The dataset I am experimenting is the spam.csv dataset from one of the Kaggle competitions.

In [2]:
import pandas as pd
import numpy as np

In [3]:
msg = pd.read_csv('spam.csv', encoding = 'latin-1')

msg.head()

Unnamed: 0,v1,v2,Unnamed: 2,Unnamed: 3,Unnamed: 4
0,ham,"Go until jurong point, crazy.. Available only ...",,,
1,ham,Ok lar... Joking wif u oni...,,,
2,spam,Free entry in 2 a wkly comp to win FA Cup fina...,,,
3,ham,U dun say so early hor... U c already then say...,,,
4,ham,"Nah I don't think he goes to usf, he lives aro...",,,


There are 2 lables present: ham (legitimate) and spam.

In [7]:
msg.describe()

Unnamed: 0,v1,v2,Unnamed: 2,Unnamed: 3,Unnamed: 4
count,5572,5572,50,12,6
unique,2,5169,43,10,5
top,ham,"Sorry, I'll call later","bt not his girlfrnd... G o o d n i g h t . . .@""",GE,"GNT:-)"""
freq,4825,30,3,2,2


We see columns [Unnamed: 2	Unnamed: 3	Unnamed: 4] have very few counts compared to the other two and most of that are NaN. So we will remove them.

In [8]:
msg = msg[['v1','v2']]

msg.head()

Unnamed: 0,v1,v2
0,ham,"Go until jurong point, crazy.. Available only ..."
1,ham,Ok lar... Joking wif u oni...
2,spam,Free entry in 2 a wkly comp to win FA Cup fina...
3,ham,U dun say so early hor... U c already then say...
4,ham,"Nah I don't think he goes to usf, he lives aro..."

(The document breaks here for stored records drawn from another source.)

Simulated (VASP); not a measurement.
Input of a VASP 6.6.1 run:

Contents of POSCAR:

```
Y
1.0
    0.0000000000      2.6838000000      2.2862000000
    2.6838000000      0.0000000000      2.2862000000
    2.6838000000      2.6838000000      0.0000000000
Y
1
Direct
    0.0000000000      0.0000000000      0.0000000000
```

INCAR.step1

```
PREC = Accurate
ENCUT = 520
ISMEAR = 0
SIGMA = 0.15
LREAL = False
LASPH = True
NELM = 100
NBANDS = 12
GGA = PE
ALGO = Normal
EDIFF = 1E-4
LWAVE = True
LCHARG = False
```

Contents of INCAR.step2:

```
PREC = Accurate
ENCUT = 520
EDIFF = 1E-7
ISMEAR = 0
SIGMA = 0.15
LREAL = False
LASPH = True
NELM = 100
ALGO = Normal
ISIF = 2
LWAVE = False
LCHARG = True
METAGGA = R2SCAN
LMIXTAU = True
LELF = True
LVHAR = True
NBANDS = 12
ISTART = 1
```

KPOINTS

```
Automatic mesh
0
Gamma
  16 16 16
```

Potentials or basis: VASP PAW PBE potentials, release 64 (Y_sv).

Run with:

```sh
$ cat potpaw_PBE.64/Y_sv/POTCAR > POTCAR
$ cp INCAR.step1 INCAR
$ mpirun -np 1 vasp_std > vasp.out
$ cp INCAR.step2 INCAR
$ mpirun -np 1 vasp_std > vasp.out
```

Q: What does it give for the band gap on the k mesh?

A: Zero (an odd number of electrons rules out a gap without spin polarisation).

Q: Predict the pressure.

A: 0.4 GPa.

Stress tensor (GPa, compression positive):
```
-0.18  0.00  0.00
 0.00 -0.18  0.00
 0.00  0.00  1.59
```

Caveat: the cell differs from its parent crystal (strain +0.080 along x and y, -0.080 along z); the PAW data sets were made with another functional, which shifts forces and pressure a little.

Next, we need to enconde "ham" and "spam" labels numerically. Let's set "ham" = 0 and "spam" = 1.

In [12]:
msg['v1'][msg['v1'] == 'ham'] = 0
msg['v1'][msg['v1'] == 'spam'] = 1

First of all, we need to convert all upper case to lower case to make sure that for the same word, they are classifed as the same. 

In [15]:
def lower(x):
    return x.lower()

In [16]:
msg['v2'] = msg['v2'].apply(lower)
msg.head()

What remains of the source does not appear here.